Global ratings agency S&P Global has revised its inflation projection for Nigeria upward to 16.9% for 2026, citing stronger-than-expected transmission of rising global oil prices into domestic energy costs.
The new forecast, released in the agency’s Economic Outlook Emerging Markets Q3 2026 report, is higher than its previous estimate of 15.0%. The adjustment reflects intensified inflationary pressures across emerging markets in Europe, the Middle East, and Africa (EMEA), with Nigeria and Türkiye among the most affected.
S&P Global also warned that food inflation could accelerate further in the coming months due to higher transportation and fertiliser costs linked to global commodity trends.
Growth Outlook Revised Downward
In response to the elevated inflation risks, the agency lowered Nigeria’s GDP growth forecasts for 2026 and 2027 by 30 basis points each, to 3.7% and 3.5% respectively. It noted that higher consumer prices are likely to weigh on household consumption, a key driver of economic activity in Nigeria.
“Compared with our March baseline, we have raised our inflation projections and lowered our growth forecasts for most EM economies in Europe, the Middle East, and Africa,” the report stated.
Persistent Price Pressures
The revised outlook comes as Nigeria continues to grapple with elevated consumer prices. Headline inflation rose to 15.93% in May 2026, up from 15.69% in April, according to the National Bureau of Statistics.

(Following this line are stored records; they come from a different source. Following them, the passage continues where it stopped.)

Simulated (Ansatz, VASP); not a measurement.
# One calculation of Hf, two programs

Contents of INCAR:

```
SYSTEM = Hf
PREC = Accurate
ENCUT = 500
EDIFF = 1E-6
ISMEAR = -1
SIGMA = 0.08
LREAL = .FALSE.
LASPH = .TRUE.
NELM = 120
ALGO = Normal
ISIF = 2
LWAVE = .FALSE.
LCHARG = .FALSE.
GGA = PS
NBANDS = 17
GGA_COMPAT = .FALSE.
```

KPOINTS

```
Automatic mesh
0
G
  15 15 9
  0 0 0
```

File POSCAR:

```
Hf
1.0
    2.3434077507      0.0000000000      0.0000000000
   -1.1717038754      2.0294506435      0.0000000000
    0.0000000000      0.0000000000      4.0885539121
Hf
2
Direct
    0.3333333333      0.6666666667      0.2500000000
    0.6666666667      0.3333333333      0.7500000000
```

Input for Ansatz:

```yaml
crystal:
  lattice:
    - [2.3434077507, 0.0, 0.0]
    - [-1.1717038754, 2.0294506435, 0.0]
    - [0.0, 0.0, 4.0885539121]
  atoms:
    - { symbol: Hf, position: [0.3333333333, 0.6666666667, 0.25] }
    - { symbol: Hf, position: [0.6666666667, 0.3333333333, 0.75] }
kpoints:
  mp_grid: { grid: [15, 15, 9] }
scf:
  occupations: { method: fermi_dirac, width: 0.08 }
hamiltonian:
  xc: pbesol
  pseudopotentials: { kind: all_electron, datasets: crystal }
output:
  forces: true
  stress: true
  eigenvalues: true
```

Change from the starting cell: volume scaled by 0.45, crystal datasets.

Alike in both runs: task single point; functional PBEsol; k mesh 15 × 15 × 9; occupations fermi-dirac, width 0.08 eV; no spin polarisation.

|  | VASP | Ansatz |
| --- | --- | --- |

S&P Global’s projection highlights the impact of global energy market volatility, with the World Bank Energy Index rising sharply and the FAO Food Price Index recording its third consecutive monthly increase.
While the Central Bank of Nigeria has maintained a tight monetary policy to anchor inflation, analysts say sustained price pressures may require complementary fiscal measures and improved supply chain efficiency to ease the burden on households and businesses.
The agency’s updated forecasts underscore the challenges Nigeria faces in balancing price stability with economic growth amid a complex global environment shaped by geopolitical tensions and commodity price swings.